Write-heavy workloads that don't benefit from deduplication due to having few or no duplicate values in indexes will incur a small, fixed performance penalty (unless deduplication is explicitly disabled). The deduplicate_items
storage parameter can be used to disable deduplication within individual indexes. There is never any performance penalty with read-only workloads, since reading posting list tuples is at least as efficient as reading the standard tuple representation. Disabling deduplication isn't usually helpful.
It is sometimes possible for unique indexes (as well as unique constraints) to use deduplication. This allows leaf pages to temporarily “absorb” extra version churn duplicates. Deduplication in unique indexes augments bottom-up index deletion, especially in cases where a long-running transactions holds a snapshot that blocks garbage collection. The goal is to buy time for the bottom-up index deletion strategy to become effective again. Delaying page splits until a single long-running transaction naturally goes away can allow a bottom-up deletion pass to succeed where an earlier deletion pass failed.
A special heuristic is applied to determine whether a deduplication pass in a unique index should take place. It can often skip straight to splitting a leaf page, avoiding a performance penalty from wasting cycles on unhelpful deduplication passes. If you're concerned about the overhead of deduplication, consider setting deduplicate_items = off
selectively. Leaving deduplication enabled in unique indexes has little downside.
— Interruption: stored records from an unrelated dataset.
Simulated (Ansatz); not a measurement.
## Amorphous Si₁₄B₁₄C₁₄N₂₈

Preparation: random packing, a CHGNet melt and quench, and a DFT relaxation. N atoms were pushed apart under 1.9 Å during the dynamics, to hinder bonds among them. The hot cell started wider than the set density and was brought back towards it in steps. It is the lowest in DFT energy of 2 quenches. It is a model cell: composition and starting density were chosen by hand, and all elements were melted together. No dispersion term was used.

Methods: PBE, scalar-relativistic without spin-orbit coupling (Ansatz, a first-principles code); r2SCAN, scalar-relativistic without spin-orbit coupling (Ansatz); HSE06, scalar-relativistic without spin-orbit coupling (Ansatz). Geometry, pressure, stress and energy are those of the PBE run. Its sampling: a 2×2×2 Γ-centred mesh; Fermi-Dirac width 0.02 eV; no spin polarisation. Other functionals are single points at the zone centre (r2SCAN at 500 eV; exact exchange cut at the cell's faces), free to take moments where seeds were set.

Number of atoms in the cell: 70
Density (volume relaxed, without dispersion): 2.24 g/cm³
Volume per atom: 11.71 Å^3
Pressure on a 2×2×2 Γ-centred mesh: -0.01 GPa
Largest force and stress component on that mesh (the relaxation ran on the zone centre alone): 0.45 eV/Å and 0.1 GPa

Deduplication cannot be used in all cases due to implementation-level restrictions. Deduplication safety is determined when CREATE INDEX
or REINDEX
is run.
Note that deduplication is deemed unsafe and cannot be used in the following cases involving semantically significant differences among equal datums:
text
, varchar
, and char
cannot use deduplication when a nondeterministic collation is used. Case and accent differences must be preserved among equal datums.
numeric
cannot use deduplication. Numeric display scale must be preserved among equal datums.
jsonb
cannot use deduplication, since the jsonb
B-Tree operator class uses numeric
internally.
float4
and float8
cannot use deduplication. These types have distinct representations for -0
and 0
, which are nevertheless considered equal. This difference must be preserved.
There is one further implementation-level restriction that may be lifted in a future version of PostgreSQL:
Container types (such as composite types, arrays, or range types) cannot use deduplication.
There is one further implementation-level restriction that applies regardless of the operator class or collation used:
INCLUDE
indexes can never use deduplication.